Getting some closure: How to shut down your limited company

Though still the most common trading model for contractors, there may come a time when you need to close down a limited company. Here, we look at how to achieve a clean and tidy separation, writes Beacon Lip Limited. 

For a number of reasons, the majority of contractors entering the market will choose to set up a limited company to handle their affairs. For those who desire more control over their working life, a limited company is the obvious choice as it makes you almost completely the master of your own destiny, while those who seek to maximise their earning potential by cutting out agents and middlemen will find that ‘going limited’ opens up a wealth (literally) of possibilities for managing your money to your best advantage.

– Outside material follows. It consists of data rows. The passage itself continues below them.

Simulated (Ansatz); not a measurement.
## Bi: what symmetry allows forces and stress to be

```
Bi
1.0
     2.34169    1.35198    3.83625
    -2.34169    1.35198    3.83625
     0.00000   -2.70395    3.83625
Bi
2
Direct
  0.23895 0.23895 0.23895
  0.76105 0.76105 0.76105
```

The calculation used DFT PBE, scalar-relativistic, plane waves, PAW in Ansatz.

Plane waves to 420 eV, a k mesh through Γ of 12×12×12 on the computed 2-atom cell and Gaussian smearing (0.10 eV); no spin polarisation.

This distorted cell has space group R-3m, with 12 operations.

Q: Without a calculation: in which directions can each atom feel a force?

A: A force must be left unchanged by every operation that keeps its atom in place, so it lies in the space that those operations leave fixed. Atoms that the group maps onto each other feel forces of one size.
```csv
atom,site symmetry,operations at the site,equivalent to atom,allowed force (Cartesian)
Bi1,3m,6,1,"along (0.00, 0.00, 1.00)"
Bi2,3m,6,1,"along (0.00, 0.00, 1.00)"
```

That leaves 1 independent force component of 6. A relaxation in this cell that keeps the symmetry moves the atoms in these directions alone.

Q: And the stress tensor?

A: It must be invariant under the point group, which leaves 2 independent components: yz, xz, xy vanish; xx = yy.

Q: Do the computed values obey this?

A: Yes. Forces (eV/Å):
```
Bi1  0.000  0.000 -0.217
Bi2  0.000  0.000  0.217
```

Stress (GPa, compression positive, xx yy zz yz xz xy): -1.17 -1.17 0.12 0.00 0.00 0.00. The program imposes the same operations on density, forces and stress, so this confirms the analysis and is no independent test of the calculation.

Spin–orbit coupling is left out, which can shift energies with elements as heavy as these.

However, there may come a time when a limited company no longer suits your needs. Perhaps you are leaving contracting altogether, either retiring or returning to permanent employment. Alternatively, you may be staying within contracting but offering a different service under a new company name, or may simply feel that you don’t need the stress of running your own business. Whatever the reason, it’s important for your credit rating and future trading prospects that you handle the shutting down (or 'winding up') of your limited company professionally.

Not dead but sleeping

If you wish to cease trading through your limited company for now but feel that you may wish to revive it at a later date, you should consider making it dormant instead of closing it completely. This can be more cost effective as you avoid the full expense of closing down, as well as the cost of starting again from scratch when you wish to recommence trading, although there will be a small overhead (typically less than £100 annually at the time of writing) involved in maintaining the dormant company.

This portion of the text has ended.